Loading player for https://video.vt.edu/media/1_cwn1xrsb...

Rowson’s research group combed through videos of the men’s and women’s U.S. Ski and Snowboard Teams, analyzing any frame with a head impact. Mathematical analysis of the footage allowed them to extract the velocity, location, and angle of each hit. 

That data informed the parameters of the drop tests the team ran back in the lab. A blue headform wearing one of the helmets plummeted down a vertical drop tower onto an angled anvil, whose slick steel surface stood in for a snow-covered hill. Sensors embedded in the headform recorded its acceleration at the moment of impact. Each helmet was tested multiple times at three impact locations and two impact angles, to cover the range of the most common crashes in the event footage. 

These tests measured how much each helmet reduced the force of the impact. The researchers plugged those values into a customized risk function that calculated the corresponding reduction in injury risk, and categorized the resulting scores on a scale from one to five stars.

A dummy head wearing a helmet rests on an anvil in the Virginia Tech Helmet Lab.

A blue dummy headform wearing a black ski helmet rests on an angled metal anvil
The lab's impact tests recreate what happens when a skier's head hits a snow-covered hill by dropping a dummy headform on an angled steel anvil. Sensors inside the headform measure its acceleration, allowing researchers to determine the force of the impact — and how much a helmet reduces it.

The lab’s rankings are the first to evaluate how effectively snow sports helmets protect athletes from brain injuries like concussion and how they perform relative to each other. 

As with most sports, the existing safety regulations for this gear are based on a standard associated with lethal injuries like skull fractures. The pass-fail metric doesn’t capture differences between helmets or assess their performance against injuries like concussion, which occur at lower levels of force but are still potentially devastating. 

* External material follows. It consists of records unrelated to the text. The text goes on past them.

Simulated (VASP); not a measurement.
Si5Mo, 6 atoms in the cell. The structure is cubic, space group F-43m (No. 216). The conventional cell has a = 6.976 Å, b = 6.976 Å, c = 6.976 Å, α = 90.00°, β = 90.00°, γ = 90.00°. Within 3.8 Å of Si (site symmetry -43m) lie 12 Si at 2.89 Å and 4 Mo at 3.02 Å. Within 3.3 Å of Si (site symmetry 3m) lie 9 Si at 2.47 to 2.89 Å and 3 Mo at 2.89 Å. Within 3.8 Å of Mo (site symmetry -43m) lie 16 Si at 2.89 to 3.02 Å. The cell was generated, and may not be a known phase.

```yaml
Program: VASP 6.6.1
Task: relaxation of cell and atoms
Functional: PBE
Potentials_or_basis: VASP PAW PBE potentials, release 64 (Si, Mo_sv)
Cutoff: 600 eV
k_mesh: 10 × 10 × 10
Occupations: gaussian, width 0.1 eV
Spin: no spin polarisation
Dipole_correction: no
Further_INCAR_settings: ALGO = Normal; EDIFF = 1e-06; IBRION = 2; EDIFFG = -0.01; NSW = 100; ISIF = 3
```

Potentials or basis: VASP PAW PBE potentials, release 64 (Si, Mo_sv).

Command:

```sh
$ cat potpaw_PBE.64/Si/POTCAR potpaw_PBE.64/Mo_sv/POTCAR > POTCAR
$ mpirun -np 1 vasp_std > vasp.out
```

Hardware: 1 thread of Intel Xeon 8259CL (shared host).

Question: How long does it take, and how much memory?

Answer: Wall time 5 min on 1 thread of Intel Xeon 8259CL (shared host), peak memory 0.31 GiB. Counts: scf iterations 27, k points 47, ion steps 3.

More granular data on helmet efficacy could help address a puzzling mismatch between trends in helmet use and injury rates. Helmet use in skiing and snowboarding has been climbing steadily. Today, more than 80 percent of skiers and snowboarders wear helmets on the slopes, up from just 25 percent two decades ago. But while rates of catastrophic injuries have dropped, rates of other injuries, like concussion, haven’t. A rating system that judges helmet performance at a border range of forces could begin to move the needle on some of those other injuries. 

The ratings can help in two ways, Rowson explained. The helmet ratings and the test procedures behind them are publicly available on the lab’s website, preventing injuries both by empowering consumers to choose the safest protective gear and by providing quantitative, reproducible tools to guide and motivate the design of better helmets. 

“We’ve been rating helmets for a long time, and we’ve consistently seen enthusiasm not just from consumers and vendors but also from manufacturers,” he said. “Athletes want to wear the best head protection they can, and helmet companies want to produce the best equipment they can. The information contained in the ratings benefits everyone in this ecosystem and, we hope, can ultimately reduce the number of head injuries people experience in these sports.”   

Snow sports are the lab’s seventh major ratings release. Rowson, along with Harry Wyatt Professor of Engineering Stefan Duma, published the first ratings for varsity football helmets in 2011. In the decade since, hockey, soccer, cycling, and youth football helmets have all been added to the portfolio. The lab’s research has also been instrumental in understanding the risks of drone flights over people. They’re currently working on developing ratings for equestrian helmets, baseball, softball, sensors, and other sports.